The freelance and gig workforce is exploding in advanced economies. In US, for instance, more than one third of the labor force is already working independently. According to a study released by freelancing platform Upwork, 700.000 new independent workers incorporated to its labor force in just one year (2015).
As freelances proliferate, a growing number of this kind of professionals try to fight against isolation and economic uncertainty by informally banding together and creating their own work communities. Innovative collaboration groups between freelancers leverage not just common co-working spaces. Looking for a mix of autonomy and interdependence, these new kind of organizations can also work as a mutual support groups sharing networks, open-source technology and other resources for reciprocal benefit.
But a new and still unusual level of collaboration among freelancers goes beyond this more basic kind of relationship creating new ways to get more work by working together; organizing new models of interdependent and independent working communities, sharing larger aims and collaborative projects with fellow freelancers.

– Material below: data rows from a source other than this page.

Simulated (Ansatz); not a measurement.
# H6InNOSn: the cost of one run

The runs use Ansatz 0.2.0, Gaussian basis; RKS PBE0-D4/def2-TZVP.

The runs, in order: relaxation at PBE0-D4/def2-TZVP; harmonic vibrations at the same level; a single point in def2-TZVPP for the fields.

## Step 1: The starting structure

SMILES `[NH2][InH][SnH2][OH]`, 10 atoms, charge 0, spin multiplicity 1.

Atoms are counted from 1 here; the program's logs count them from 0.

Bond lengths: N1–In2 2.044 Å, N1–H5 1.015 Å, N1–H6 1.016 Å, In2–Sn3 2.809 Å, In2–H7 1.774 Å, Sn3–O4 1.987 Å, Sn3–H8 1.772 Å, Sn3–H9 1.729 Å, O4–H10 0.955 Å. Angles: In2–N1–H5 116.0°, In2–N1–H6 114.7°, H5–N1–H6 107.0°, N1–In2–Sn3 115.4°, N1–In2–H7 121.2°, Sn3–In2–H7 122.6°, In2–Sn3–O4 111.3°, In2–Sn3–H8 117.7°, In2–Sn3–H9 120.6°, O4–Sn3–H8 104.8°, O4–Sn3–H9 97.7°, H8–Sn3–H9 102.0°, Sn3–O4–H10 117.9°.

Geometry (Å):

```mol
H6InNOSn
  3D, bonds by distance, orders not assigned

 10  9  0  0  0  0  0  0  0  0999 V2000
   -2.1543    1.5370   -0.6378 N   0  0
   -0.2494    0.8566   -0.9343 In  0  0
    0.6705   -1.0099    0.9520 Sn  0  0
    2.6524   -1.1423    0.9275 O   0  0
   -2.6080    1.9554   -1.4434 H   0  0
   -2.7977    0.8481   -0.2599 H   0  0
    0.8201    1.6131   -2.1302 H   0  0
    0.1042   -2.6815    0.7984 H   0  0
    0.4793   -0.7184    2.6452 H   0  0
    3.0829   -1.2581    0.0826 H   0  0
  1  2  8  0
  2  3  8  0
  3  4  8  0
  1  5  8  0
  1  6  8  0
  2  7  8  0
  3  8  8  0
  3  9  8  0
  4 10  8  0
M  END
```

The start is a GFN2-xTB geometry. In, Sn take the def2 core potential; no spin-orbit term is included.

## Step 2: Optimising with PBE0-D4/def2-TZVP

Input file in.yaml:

We already mentioned one of them in here. Starting as a provider of co-working space, Netherlands-based Seats to Meet (S2M) decided they wanted to redefine work and workers. S2M’s value proposition for independent professionals includes providing its users with insight into the knowledge and skills of other visitors present at a S2M location. Besides, S2M offers the possibility to pay for a seat not with money but with these knowledge and skills by supporting the projects of both paying and nonpaying members, often through a strategic advice in their area of expertise.
But it is New Zealand’s Enspiral Network who really represents a new inspiring level of freelancer collaboration and community. Initiated in 2008 by Joshua Vial as a co-working space in the city of Wellington, Enspiral soon started to experiment with new forms of freelancer collective organization to evolve into an open cooperative linking independent workers and social initiatives in a global network of mutual aid and collective action.
The group soon became a cooperative, co-owned by its members. Currently, about 40 of these co-owners form a “core group” related to about 250 other “contributors” participating in its network. Its infrastructure is managed by a cooperative Foundation. The organization mixes independence and collectivism. Administrative and other support systems are funded collectively by the group’s members, but they can also fund one another’s business experiments and offer some professional help if needed.
Organized around the production of commons, the group has already created together about 15 small companies called “ventures”. For instance, Enspiral Services, a “market-facing” entity with the goal of promoting their services collectively; an online organizing tool called ActionStation; the education platform Chalkle; or the engine for alternative digital journalism Scoop.
Some of these projects were born out of their own necessity of digital tools to work and be organized collaboratively. This way, they also developed from scratch My.enspiral as a bookkeeping tool or Co-budget, a platform that allow members of the group and other contributors to allocate funds for their own projects or other causes. The tool they developed as a platform for their network’s decision-making, Loomio, is probably their most popular development, currently used all over the world by all sorts of organizations including companies, governments, political parties or activism groups.